1987: Floyd Farland – Citizen of the Future

Floyd Farland – Citizen of the Future (1987) by Chris Ware.

Chris Ware is now among the most-recognised names in comics, but in 1987, he was 19 and in college. This is a reworked collection of strips that ran in the university newspaper.

Eclipse very rarely printed anything in special formats, but this one is squarebound and uses metallic ink on the cover. Ware is notorious for the care he puts into the physical appearance of the books he publishes, so my guess is that he somehow convinced even Eclipse to put in the extra money.

It’s been rumoured that Ware himself snaps up copies of the book now so that he can burn them because he’s that embarrassed about it. Which is understandable… and seems to have an unintended side effect, since it now goes for $80 on ebay, apparently.

Aaanyway! It’s basically Terry Gilliam’s Brazil drawn in a very stark graphical manner. Set in Futura.

It has a humorous callousness that’s typical of a person that age, but I have to say that it’s surprisingly coherent. As it’s been sourced from a weekly newspaper strip, you’d expect the plot to go off the rails as the months pass by, but it’s a pretty tight little package.

And it’s fun to see that Ware enjoyed doing fake ads even this early. I’m not quite sure what he’s satirising here… It’s a fake ad for income taxes? Taxation is bad? Perhaps Ware was a libertoonian at the time…

The other objects of his derision, like uncouth people who like processed cheese, induces eyeball rolling in this reader.

I like how Ware’s having fun with his pared-down stark graphics, sometimes slipping into abstraction.

And I wonder how much of an inspiration Mister X (designed by Paul Rivoche and Dean Motter, with comics created by The Hernandez Brothers) was. That looks a lot like Mister X, and so does a lot of the city design.

Chris’s mother provides an afterword that I’m sure wasn’t embarrassing at all.

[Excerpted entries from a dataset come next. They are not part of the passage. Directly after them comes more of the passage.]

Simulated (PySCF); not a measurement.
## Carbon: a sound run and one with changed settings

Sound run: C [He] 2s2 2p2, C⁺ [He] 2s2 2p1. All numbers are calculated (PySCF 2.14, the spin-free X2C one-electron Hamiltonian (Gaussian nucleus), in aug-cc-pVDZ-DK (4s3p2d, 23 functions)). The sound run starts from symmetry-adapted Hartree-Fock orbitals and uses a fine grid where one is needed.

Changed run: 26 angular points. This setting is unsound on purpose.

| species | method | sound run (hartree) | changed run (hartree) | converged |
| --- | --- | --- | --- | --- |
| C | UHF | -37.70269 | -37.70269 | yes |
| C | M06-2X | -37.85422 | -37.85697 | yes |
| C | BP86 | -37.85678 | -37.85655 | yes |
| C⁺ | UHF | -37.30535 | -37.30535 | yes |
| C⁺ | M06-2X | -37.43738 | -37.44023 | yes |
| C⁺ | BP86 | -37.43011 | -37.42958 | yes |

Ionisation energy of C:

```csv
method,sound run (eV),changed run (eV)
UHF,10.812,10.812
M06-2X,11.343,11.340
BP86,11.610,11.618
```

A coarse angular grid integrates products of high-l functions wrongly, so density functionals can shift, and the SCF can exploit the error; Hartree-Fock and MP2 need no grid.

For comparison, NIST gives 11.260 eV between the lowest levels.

I can certainly understand why Ware would prefer that this artefact not exist, but I think it’s an enjoyable read. It’s very derivative, yes, but it’s interesting.

But what did the critics think? Hm… Oh, I wrote about this on my Ware fan site in the 90s. Hm… I didn’t write anything perceptive back then, either.

This person things that Floyd Farland is a bad comic by basic comic book standards.

Hm… Nope, I’m unable to find anybody that had anything interesting to say about it.